Thursday, June 30, 2016

Sicily: Culture and Conquest at the British Museum

Sicily: Culture and Conquest

British Museum, London 

April 21 – Aug 14, 2016 

Reviewed by Ed Voves

The island of Sicily is the subject of a fascinating exhibition currently at the British Museum, Sicily: Culture and Conquest. Like Sicily itself, the exhibit dazzles the imagination. And like this ancient land, there is much about the exhibit that does not "meet the eye." 

Strategically set in the middle of the Mediterranean Sea, Sicily is a land of opposites. Bursting with fertility and abundance, the island is haunted by violence and death. It is the birthplace of some of the most creative masters of European culture: Archimedes of Syracuse (d.212 BC), Antonello da Messina (1430-1479) and Luigi Pirandello (1867-1936). It is also the homeland of the Cosa Nostra. 

In antiquity, Sicily was the setting for one of the most significant Greco-Roman myths, the story of Demeter and Persephone. When her daughter, Persephone, is abducted by Hades,  god of the underworld, Demeter wins her release for part of the year. In spring and summer, Persephone is free. Nature blooms, crops ripen - and then comes winter. This, to the ancient Greeks, explained the regenerative cycle of nature. 

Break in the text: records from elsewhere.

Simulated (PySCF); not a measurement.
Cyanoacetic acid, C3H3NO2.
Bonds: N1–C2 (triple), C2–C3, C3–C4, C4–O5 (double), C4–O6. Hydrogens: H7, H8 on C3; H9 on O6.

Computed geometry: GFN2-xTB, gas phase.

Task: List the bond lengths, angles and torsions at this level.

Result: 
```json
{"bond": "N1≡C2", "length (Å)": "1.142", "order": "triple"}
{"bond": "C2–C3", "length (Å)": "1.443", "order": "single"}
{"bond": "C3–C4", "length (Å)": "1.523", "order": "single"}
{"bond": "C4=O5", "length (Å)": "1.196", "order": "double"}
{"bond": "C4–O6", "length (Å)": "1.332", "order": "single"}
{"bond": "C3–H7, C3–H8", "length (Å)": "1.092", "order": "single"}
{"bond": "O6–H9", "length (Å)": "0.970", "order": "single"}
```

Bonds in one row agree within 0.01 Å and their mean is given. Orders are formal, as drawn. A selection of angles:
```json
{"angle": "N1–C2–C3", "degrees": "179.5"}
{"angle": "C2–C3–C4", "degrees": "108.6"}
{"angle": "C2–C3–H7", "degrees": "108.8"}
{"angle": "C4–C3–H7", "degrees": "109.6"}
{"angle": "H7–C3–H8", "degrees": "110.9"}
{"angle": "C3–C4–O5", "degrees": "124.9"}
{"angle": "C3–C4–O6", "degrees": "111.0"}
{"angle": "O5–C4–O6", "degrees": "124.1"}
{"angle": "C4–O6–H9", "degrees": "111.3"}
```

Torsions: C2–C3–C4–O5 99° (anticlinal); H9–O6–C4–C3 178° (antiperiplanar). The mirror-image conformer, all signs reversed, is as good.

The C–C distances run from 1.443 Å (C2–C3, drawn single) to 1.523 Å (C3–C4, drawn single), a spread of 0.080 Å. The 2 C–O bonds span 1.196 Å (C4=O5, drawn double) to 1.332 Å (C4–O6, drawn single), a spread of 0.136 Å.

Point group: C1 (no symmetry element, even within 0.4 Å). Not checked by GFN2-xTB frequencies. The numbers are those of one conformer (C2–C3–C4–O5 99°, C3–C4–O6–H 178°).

But how evocative is the myth of Demeter and Persephone of the fate of Sicily! Joy mixed with an equal portion of sorrow, salvation and damnation forever linked. 

There are two hundred works of art in the British Museum exhibition, covering Sicily's history from antiquity to the Renaissance. Two periods, the rise of the Ancient Greek city-states and the Norman French rule during the Middle Ages, are extensively covered. Other eras, notably the long period of Roman rule, are illustrated with only few works of art. Given the thousands of years covered by the exhibit, this imbalance was perhaps necessary. But it does have some unfortunate consequences.

An excellent place to start grappling with Sicily: Culture and Conquest is the Terracotta Altar with Three Women. 

The altar comes from the Greek colony of Gela on the south coast of Sicily. It dates from around 500 BC, well after the first Greeks beached their galleys on the coast at Naxos in 735 BC.  In terms of style, this terracotta statue is early in the Greek artistic tradition and it represents religious and social themes even earlier - much earlier.

Terracotta Altar with Three Woman and a Lioness Mauling a Bull, 500 BC

Here we see Demeter and Persephone, along with another goddess, Hecate, who cared for Persephone in Hades during her months of wintry exile. Hecate was a goddess of very ancient origin. The three goddesses represent the Mother Goddess cult which preceded Zeus and the Olympian gods. 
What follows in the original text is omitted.